IBM is right, I am a gadfly
gad·fly (ˈɡadˌflī/) noun. 1. a fly that bites livestock, especially a horsefly, warble fly, or botfly. 2. an annoying person, especially one who provokes others into action by criticism.
Sometimes being a gadfly is exactly what’s required. That’s certainly the case with IBM and has been for the almost eight years I’ve been following this depressing story. Gadflies came up because IBM finally reacted today to my last column predicting a massive force reduction this week. They denied it, of course -- not the workforce reduction but its size, saying there won’t be even close to 110,000 workers laid off -- and they called me a gadfly, which was apparently intended as criticism, but I’m rather proud of it.
So what’s the truth about these job cuts? Well we’ll know this week because I hear the notices are already in transit to be delivered on Wednesday. (I originally wrote in the mail but then realized IBM would condemn me if they are coming by FedEx, instead.)
I think IBM is dissembling, fixating on the term 110,000 layoffs, which by the way I never used. Like my young sons who never hit each other but instead push, slap, graze, or brush, IBM is playing word games to obscure the truth.

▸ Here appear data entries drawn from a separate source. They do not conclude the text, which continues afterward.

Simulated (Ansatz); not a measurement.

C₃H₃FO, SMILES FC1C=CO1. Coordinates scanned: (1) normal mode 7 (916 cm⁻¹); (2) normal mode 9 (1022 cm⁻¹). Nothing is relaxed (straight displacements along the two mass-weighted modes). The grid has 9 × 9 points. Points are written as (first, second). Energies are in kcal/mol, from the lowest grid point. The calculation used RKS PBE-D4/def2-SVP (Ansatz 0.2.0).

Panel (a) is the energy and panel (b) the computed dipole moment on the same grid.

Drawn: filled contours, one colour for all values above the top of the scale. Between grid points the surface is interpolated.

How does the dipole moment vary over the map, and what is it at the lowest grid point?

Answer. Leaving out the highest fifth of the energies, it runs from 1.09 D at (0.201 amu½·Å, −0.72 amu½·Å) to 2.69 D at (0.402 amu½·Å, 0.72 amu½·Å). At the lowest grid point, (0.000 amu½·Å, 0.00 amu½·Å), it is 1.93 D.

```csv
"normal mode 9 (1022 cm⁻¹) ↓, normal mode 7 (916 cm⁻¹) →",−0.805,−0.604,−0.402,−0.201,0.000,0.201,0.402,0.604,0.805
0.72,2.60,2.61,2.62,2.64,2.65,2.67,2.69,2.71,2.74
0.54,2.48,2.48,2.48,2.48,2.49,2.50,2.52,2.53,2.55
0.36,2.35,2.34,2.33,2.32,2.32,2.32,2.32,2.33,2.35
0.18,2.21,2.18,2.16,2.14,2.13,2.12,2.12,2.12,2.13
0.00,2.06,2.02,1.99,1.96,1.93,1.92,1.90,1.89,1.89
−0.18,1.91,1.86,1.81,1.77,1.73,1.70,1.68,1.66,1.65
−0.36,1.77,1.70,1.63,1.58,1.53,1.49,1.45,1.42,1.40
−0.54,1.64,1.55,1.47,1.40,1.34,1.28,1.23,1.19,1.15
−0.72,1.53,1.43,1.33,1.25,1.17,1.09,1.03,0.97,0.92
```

There are many ways to spin a workforce reduction and here’s how one IBM source explained this one to me just this morning:
If you are following the Endicott Alliance board (an organization of IBM workers) you know that they are only 'officially' laying off several thousand (maybe 12K I’m guessing), but others are being pushed out by being given poor performance ratings. This includes people on their 'bridge to retirement' program that took that option, thinking it kept them 'safe' from resource actions (layoffs/firings). There is a loophole that says they can be dismissed for 'performance' reasons, which is exactly why many of my long-time, devoted, hard working peers are suddenly getting the worst rating, a 3. It’s so they can be dismissed without any separation package and no hit to the RA or workforce rebalancing fund. Pure evil. The same trick allows IBM to not report to the state’s WARN act about layoffs. It used to be something like 10 percent of employees 'had' to be labeled 3’s, but recently the required number of 3’s was way, way upped according to some managers. So that’s how they are doing it… Some managers have teams of hard working people that put in tons of overtime and do everything they are asked, and by requirement some must be given 1’s, some 2+, some 2, and unfortunately some 3’s. It’s 50’s era kind of evil. They also got rid of some employees by 'stuffing' them into the Lenovo x86 acquisition, shipping tons of people over there that never even worked on x86 stuff. Lenovo has discovered this and has given some of them a way better package (year salary and benefits), and taking it up quietly with IBM.
I love this Lenovo detail, which reminds me of when Pan American Airways was failing in the early 1980s and sold its Pacific routes to United Air Lines. With that deal came 25 PanAm 747s, but before handing them over PanAm installed on the planes its oldest and most worn engines.
My further understanding of Project Chrome is IBM plans to give people notice by the 28th (Wednesday) so they will be off the books by the end of February. That timing pretty much screams that these are more than just layoffs, which could involve weeks or months of severance pay. It suggests outright firings, or offshore staff reductions, or contractors released, or strongly motivated early retirements as mentioned above. None of those are layoff’s, though there will undoubtedly be layoffs, too.
What really matters is not the terminology but how many people IBM will be paying come March 1st.
A source reputed to be from IBM today told TechCrunch "the layoff number was 10 percent of the workforce (or 43,000) and that the layoffs would be conducted in approximately 10,000 employee increments per quarter until the company righted the ship".
What if that takes 11 quarters?
For the last few months, I’ve heard that senior managers have been pleading with IBM executives not to go through with Project Chrome because it will break accounts and inevitably lead to IBM’s failure to meet contract obligations, losing customers. But that’s apparently okay.
Just don’t call them gadflies.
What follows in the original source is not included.